HLO Day 18: When Broadband Software Sucks, Part 2

optuserror My recent roundup of the many and varied trials of 3G broadband software established pretty clearly that every piece of client software I've tried has major issues, but didn't cover one crucial player in the market: Optus.

Coincidentally, the same day I wrote that piece Optus arranged to send me a 3G modem so I could trial its network coverage in some of the more remote locations I'm visiting during Hand Luggage Only. Optus sells the same Huawei E169 modem as 3, and that's evident also in the client software, which is exactly the same package with Optus visuals glued on. There was one small difference: when I installed the modem and tested it in Sydney, it worked straight away. That may not sound important, but I think it's the first time it's ever happened with an HSDPA modem.

That gave Optus a promising start. When I hit Cairns on Sunday, I decided to see if 3G coverage was available in my hotel via Optus, and it was. Or at least, it was sometimes. Firstly, I started getting random dropouts, accompanied by blibk-and-you'll-miss-it confirmations. Then, when I tried to reconnect my machine after a meeting, I got the same poorly phrased "You can't reconnect before register an available network" message (so Huawei's definitely to blame for that one).

The worst thing, however, was the network variability. This morning, working from my hotel room, Optus happily gave me a 3G connection. In exactly the same position a few hours later, it resolutely refused to believe that anything other than GPRS was available. At that point, I gave up on Optus and switched back to my Vodafone modem. Vodafone's planned 3G extensionto Cairns seems operational, so I'm sticking to that until I hit the next town. (Though it still also suffers from its own peculiar range of bugs.)

Int the end, the Optus problem doesn't make it any easier to choose between mobile broadband providers: it turns out they all have lousy software, so those old basics of coverage, price and usage patterns come into play. And yet again it seems we'll have to pray that Windows 7 might finally offer some relief on the stability front. Of course, that's not much chop for Mac or Linux users, though to judge from reader comments the latter are actually doing better with generic clients than I am with the official commercial software.

Throughout May 2009, Lifehacker Australia editor Angus Kidman will be travelling throughout Australia with just one carry-on bag for the Hand Luggage Only project.



Comments

    Recall that the PPPoE software that shipped with Bigpond ADSL or the Bigpond Cable Heartbeat Software, when it was first introduced was pure rot. Tried the software that comes with a netgear usb wifi? *shudder*

    Windows will catch up with Linux sooner or later, and do it neatly and in a standard way.

      Oh god yes, I remember.

      I actually made the mistake of running the Optus setup CD when I first got ADSL, and it promptly filled my PC with bloatware and bookmarks that it didn't need, not to mention telling me that Internet Explorer (Yes...it was that long ago) was supplied to me by Yes Optus.

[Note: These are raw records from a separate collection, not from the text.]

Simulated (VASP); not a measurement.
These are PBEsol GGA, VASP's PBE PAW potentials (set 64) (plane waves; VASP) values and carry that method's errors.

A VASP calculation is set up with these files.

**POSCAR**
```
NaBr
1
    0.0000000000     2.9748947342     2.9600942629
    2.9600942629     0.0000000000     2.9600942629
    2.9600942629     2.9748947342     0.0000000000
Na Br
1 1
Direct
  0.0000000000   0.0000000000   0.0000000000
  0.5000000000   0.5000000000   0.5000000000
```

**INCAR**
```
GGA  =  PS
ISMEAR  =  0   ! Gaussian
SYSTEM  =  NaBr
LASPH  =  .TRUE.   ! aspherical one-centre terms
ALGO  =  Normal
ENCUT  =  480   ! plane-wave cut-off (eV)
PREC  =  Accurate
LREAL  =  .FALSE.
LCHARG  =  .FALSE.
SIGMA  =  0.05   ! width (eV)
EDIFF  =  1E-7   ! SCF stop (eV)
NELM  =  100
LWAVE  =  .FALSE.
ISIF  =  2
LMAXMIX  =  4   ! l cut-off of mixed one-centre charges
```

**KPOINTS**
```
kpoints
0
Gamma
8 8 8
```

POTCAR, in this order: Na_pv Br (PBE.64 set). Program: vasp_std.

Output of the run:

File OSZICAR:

      If anything it taught me how to set up the modem directly and not to run another ADSL provider's setup disc ever again.

    it probably only worked straight away because your laptop had the 3 drivers already installed

    I have windows 7, the E160G modem I am using for wireless "three" broadband, will not let me upload photographs to face book.
    As for coverage between 6:00pm and 9:00pm it "really" sucks.
    I am in Adelaide and yes the software installed "instantly" without fuss.
    Is it "three" or the modem... well I will answer that in a couple of weeks, because Internode will supply me with a sim... then we will see.
    I hope it is the end of the message " you do not have sufficint credit"...especially since I have 9 gig still available...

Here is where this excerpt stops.